Natural Language Processing Flashcards
What is a Natural Language Processor (NLP)?
An NLP is a processor with the goal of making machines understand and interpret human language.
What is meant by linguistic analysis?
Analysis that should be undertaken before language processing to help the machine understand the formation of words and their relationships.
What is the linguistic analysis of syntax?
An analysis of what part of the text is grammatically correct.
What is the linguistic analysis of semantics?
An analysis of the meaning of the given text.
What is Natural Language Understanding (NLU)?
A Natural Language Understanding (NLU) module attempts to understand the meaning of a text. This means that the nature and structure of each individual word in the next must be known.

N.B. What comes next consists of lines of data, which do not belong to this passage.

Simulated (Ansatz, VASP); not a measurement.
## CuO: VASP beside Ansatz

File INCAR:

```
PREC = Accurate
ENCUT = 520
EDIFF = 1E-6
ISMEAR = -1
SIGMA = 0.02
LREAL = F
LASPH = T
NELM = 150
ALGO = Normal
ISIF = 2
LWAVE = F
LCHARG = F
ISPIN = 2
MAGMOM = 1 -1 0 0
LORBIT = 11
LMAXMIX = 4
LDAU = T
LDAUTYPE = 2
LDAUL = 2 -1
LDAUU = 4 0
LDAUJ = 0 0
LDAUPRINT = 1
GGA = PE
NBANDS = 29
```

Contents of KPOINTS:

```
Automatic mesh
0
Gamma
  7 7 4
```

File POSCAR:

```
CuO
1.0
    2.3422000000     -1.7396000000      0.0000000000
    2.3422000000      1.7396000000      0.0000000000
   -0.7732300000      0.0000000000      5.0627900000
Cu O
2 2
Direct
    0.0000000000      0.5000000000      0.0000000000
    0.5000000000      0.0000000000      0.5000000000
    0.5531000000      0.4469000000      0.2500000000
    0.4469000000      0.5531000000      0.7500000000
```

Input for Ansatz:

How does a Natural Language Understanding module understand the structure of a sentence?
By resolving ambiguities present in the natural language.
What is a lexical ambiguity?
The multiple meanings of words.
i.e. Polysemy: ‘bank’ - capital bank or a river bank.
Synonymy: ‘big’ and ‘large’ have identical meanings.
What is a syntactic ambiguity?
The multiple parse trees, or logic, of a sentence.
What is a semantic ambiguity?
The multiple meanings of a sentence.
i.e. The cat is sleeping on the couch. The couch is where the cat is sleeping.
What is an anaphoric ambiguity?
A phrase or word that refers to an entity mentioned previously in the sentence.
i.e. Lucy went to the cinema. She had fun.
‘She’ refers to ‘Lucy’, the entity mentioned prior. This is important information to understand the second sentence.
What is syntax analysis?
The analysis of sentence structure, including parts of speech (POS).
What is semantic analysis?
The analysis of the meanings of words and phrases.
What is Named Entity Recognition (NER)?
The identification of named entities in the input.
What is intent recognition?
The understanding of the speaker’s intent.
What are the four steps of natural language understanding?
Syntax analysis: structure
Semantic analysis: meaning
Named Entity Recognition (NER): entity identification
Intent Recognition: understanding
What are the primary steps of the NLP pipeline?
Segment individual sentences using punctuation. Identify different words, numbers and punctuation by tokenizing. ‘Stem’ the words by stripping the ending (i.e. ‘ending’ turns to ‘end’). Assign each word a ‘tag’ that designates the word as either a noun or adverb. Divide the next into different categories. Identify entities, and define the relationship between certain words and the entities of previous sentences.
What is sentence segmentation?
The method of separating a paragraph into its individual sentences. This is typically done using punctuation marks.
What is tokenisation?
Tokenisation is the technique of separating a sentence into a list of their words, numbers and punctuation.
What is stemming?
Stemming is the removal of the ‘endings’ of words, or their suffixes by simply chopping them off.
i.e. ‘ending’ -> ‘end’, or ‘sprinting’ -> ‘sprint’.
What is lemmatization, and how is it different from stemming?
Lemmatization is the ‘proper’ removal of word endings compared to stemming.
While stemming simply chops the words off, lemmatization attempts to remove only inflectional endings and return words to their ‘dictionary form’.
i.e. The word ‘meeting’ can either be the base form of a noun (a meeting), or a form of a verb (to meet). Stemming would always produce ‘meet’, while lemmatization could distinguish between the two.
What are stop words?
Stop words are the most common words in a language.
i.e. ‘and’, ‘the’, ‘a’, etc.
What is Part-of-Speech (POS) tagging?
POS tagging is a supervised learning solution to tag words using features such as the previous word, next word, capitalization etc. to distinguish it as one of the eight ‘parts of speech’.
What is the Bag of Words model?
The bag of words model is a feature extraction technique that simply describes how often a word appears in a document.
How can we use Bag of Words to analyze a document?
We can assume that two documents with a similar meaning will use some of the same words. Comparing the occurrence of words between documents allows us to get a base idea of what the original document is about.
i.e. We could identify a document as a literature review by comparing its contents to other literature reviews.